In a bayside community garden in this coastal city, Wendy Chapkis sprays water across a raised bed planted with tomatoes, beans, and squash. Gardening offers a respite from the political tumult that Maine Democrats like Ms. Chapkis are facing amid the implosion of Graham Platner’s candidacy for the U.S. Senate.
On Wednesday night, Mr. Platner announced he was suspending his campaign two days after Politico reported that a woman he had dated accused him of drunkenly assaulting her at home in 2021. He has denied the accusation. His decision has set off a furious scramble for Democrats to nominate another candidate to face five-term Republican Sen. Susan Collins in November.
Ms. Chapkis, a retired sociology professor, voted in a June primary for Mr. Platner, a former Marine who farmed oysters, and she praises him as “a generational talent. That’s why this is heartbreaking,” she says. “The overwhelming sentiment among [Democrats] I know is grief.” But they also agree that he should step aside, she adds.
Why We Wrote This
The collapse of Graham Platner’s Senate campaign in Maine has state Democrats wrestling with questions over candidate vetting and whether the next nominee should come from the party’s moderate or progressive wing.
The messy derailment of a neophyte candidate backed by Vermont Sen. Bernie Sanders and other prominent progressives has reignited tensions within the party over the selection of nominees and how far left they should lean. Mr. Platner defeated the Democratic establishment’s preferred candidate, Gov. Janet Mills, who stopped campaigning before last month’s primary. Now, questions are being asked about candidate vetting and whether progressives overlooked flaws surfaced earlier in Mr. Platner’s campaign, in search of authenticity to advance their agenda in Maine.
Ms. Collins is the only GOP senator up for reelection whose state voted for Kamala Harris in 2024; not flipping Maine could sink Democrats’ hopes to regain the majority. That electoral math substantially raises the stakes for Democrats in this largely rural state of 1.4 million people.

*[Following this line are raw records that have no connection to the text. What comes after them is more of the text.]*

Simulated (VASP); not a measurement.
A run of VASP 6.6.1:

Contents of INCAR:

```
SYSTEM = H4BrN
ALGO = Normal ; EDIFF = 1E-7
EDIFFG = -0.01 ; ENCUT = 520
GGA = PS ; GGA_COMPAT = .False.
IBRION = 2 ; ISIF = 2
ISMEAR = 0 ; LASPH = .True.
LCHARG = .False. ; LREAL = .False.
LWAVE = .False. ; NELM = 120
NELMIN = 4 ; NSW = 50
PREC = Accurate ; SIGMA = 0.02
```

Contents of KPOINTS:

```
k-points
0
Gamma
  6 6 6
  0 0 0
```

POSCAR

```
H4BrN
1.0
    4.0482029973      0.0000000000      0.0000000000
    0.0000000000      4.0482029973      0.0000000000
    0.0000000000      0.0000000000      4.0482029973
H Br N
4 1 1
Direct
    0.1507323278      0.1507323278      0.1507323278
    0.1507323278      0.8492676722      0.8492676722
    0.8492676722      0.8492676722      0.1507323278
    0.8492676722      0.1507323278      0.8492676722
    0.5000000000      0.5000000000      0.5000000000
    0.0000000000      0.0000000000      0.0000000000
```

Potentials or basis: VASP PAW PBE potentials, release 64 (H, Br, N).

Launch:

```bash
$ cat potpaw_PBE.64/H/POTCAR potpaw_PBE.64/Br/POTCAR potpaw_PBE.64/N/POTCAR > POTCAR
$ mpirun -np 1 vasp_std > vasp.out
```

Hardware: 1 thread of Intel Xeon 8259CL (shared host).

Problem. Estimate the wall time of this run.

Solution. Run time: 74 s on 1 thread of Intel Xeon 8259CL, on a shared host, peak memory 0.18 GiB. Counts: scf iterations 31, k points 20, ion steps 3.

Mr. Platner has until Monday to formally withdraw as the nominee. Democrats then have until July 27 to name a new candidate; several have already come forward, many of whom ran in congressional and gubernatorial primaries in June and have name recognition.
Democrats in Maine have promised a transparent nomination process, mindful of the blowback to Ms. Harris’s coronation in 2024 after President Joe Biden pulled out of the election. But the challenge is daunting, says Michael Brennan, a Democratic state legislator and former mayor of Portland. “There’s no defined process. We’re in uncharted territory,” he says. (The state Democratic Party plans to hold a convention, but how delegates will be chosen and whether they will be pledged to support a particular candidate is unclear.)
For now, perhaps the biggest question is whether Mr. Platner’s replacement will come from the wing of the party that he represented. In a video posted on Wednesday night, he accused Democrats in Washington of meddling in the process and of undermining progressives. He struck an overall defiant tone, one that has been a hallmark of his insurgent campaign.
To his backers, Mr. Platner’s unconventional style and personal journey are what made him the man for this political moment. Daniel Moraff, a left-wing consultant, insisted during a June interview with The Wall Street Journal that voters had grown tired of bland, on-message Democrats. “Part of our thesis here is that people do not want their candidates grown in vats. They want people who are real human beings.”
During high school in Bangor, Mr. Platner was voted “most likely to start a revolution.” He served four combat tours as a Marine, then worked as a security contractor, before returning to Maine to start over. Along the way, he left a trail of controversies that dogged his campaign to the point at which some Democrats had written off his chances in November. He had a chest tattoo that is a known Nazi symbol, wrote provocative social media posts and called himself an “antifa supersoldier,” and reportedly sexted with other women while married.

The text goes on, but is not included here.